Or is it Nice or Naughty?
**Spoilers**
In 2023 and so far in 2024, I have neglected the Lifetime Christmas movies in favor of Hallmark. Perhaps I forgot that Lifetime’s “It’s a Wonderful Lifetime” has produced some of my favorite movies, often with Hallmark stars. Case in point is A Snowed Inn Christmas starring Bethany Joy Lenz and Andrew Walker. I had never even seen this ancient 2011 movie, Naughty or Nice, until just a couple of days ago, and it was just excellent. Well, it turns out that it was a Hallmark production after all but I could have sworn I found it on Lifetime-On-Demand. Dang. I guess not. More research is needed. Why is this gem not on Hallmarks regular rotation? But anyway, I will still be re-visiting the Lifetime channel this year for sure.
Unhappily named Krissy Kringle who, just as unhappily, lives on Christmas decoration-obsessed Candy Cane Lane (“They changed the name after I moved here!”), often gets mail addressed to Santa Claus. She has a very nice boyfriend but is having a very bad day. She has had to take a job as a Christmas Elf because she shockingly got fired from her important marketing job. Krissy is already somewhat of a Grinch and this temporary job has not helped. The only bright spot to her new circumstances is her new friendship with an equally cynical co-elf named Marco, a co-hater of their petty tyrant of a boss. When she gets home from work and starts going through all the mail (throwing the Kris Kringle letters in the trash) she comes across a large fancy book titled Naughty or Nice. She soon finds out that when she says someone’s name out loud in front of the book, it opens and turns to their personal naughty page. She starts using the book to find out the guilty secrets of those who have crossed her in order to put things right exact revenge. She starts with her and Marco’s current boss who has been stealing the petty cash meant to buy the elves their daily lunch. She blackmails him into decorating her barren yard with all of the extra department store Christmas bling to get the neighbors, particularly one called Debbie, off her back. Then she finds out she was fired due to the skullduggery of her office mate she thought was her friend, and that her neighbor, mean and snooty Debbie, has been stealing everyone else on Candy Cane Lane’s decorations to ensure she wins first prize in the annual contest. Finally, when her nice boyfriend, Lance, breaks still another date to work late, Marco talks her into checking him out in the Naughty or Nice book. What she finds out causes her to break up with him in a rage humiliating him in front of his boss and work colleagues. It was quite horrifying. Krissy has gotten her revenge, but now she is miserable.

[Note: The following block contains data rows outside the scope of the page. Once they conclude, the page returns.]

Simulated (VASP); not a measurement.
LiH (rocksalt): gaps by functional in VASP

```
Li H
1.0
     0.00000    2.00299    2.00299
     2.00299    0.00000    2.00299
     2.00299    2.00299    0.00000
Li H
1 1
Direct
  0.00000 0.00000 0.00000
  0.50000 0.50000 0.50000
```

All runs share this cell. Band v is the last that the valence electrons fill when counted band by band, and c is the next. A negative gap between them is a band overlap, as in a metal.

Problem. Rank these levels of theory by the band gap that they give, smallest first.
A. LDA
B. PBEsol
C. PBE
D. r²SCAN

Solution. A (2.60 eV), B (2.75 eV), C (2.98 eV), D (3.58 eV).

Her conscience getting to her, she talks things over with her mother and father (Meredith Baxter-Birney and Michael Gross!). Her mother reminds her that there is always two sides to any coin and encourages her to talk to Lance and get his side of the story because she knows him to be an honorable guy who really loves Krissy. Inspired by her mother’s words she goes home and turns the book upside down which reveals the Nice but Naughty side. Nice twist, that I probably should have seen coming. Now she learns that several of the people whose shameful secrets she exposed and humiliated are really good hearted people who have done tons of nice things but who got off track a little. This includes neighbor Debbie and Lance, her boyfriend. But is it too late to make things right? Debbie has been run out of the neighborhood by a Christmas Lynch Mob (“Kill the Beast!”), and her boyfriend won’t speak to her.
This movie was just delightful thanks to the comic performance of Hilarie Burton Morgan and the many clever lines, that were probably quite original for 2011, and funny situations. At one point Krissy complains to her father, “He cheated on me with a girl that stabbed me in the back, got me fired, and took my job!” Dad rightly mumbles that she sounds like a Country-Western song. There were a lot of laughs but then it turns around and touches your heart and delivers a powerful for-Hallmark-lesson that good people can sometimes do bad things. No one is perfect. Do not be so quick to judge but be quick to forgive.
Krissy even gets her old job back, thanks to Lance and an important assist from the newly redeemed Debbie. The movie predictably concludes with the appearance of the owner of the book. The Hallmark-Perfect ending!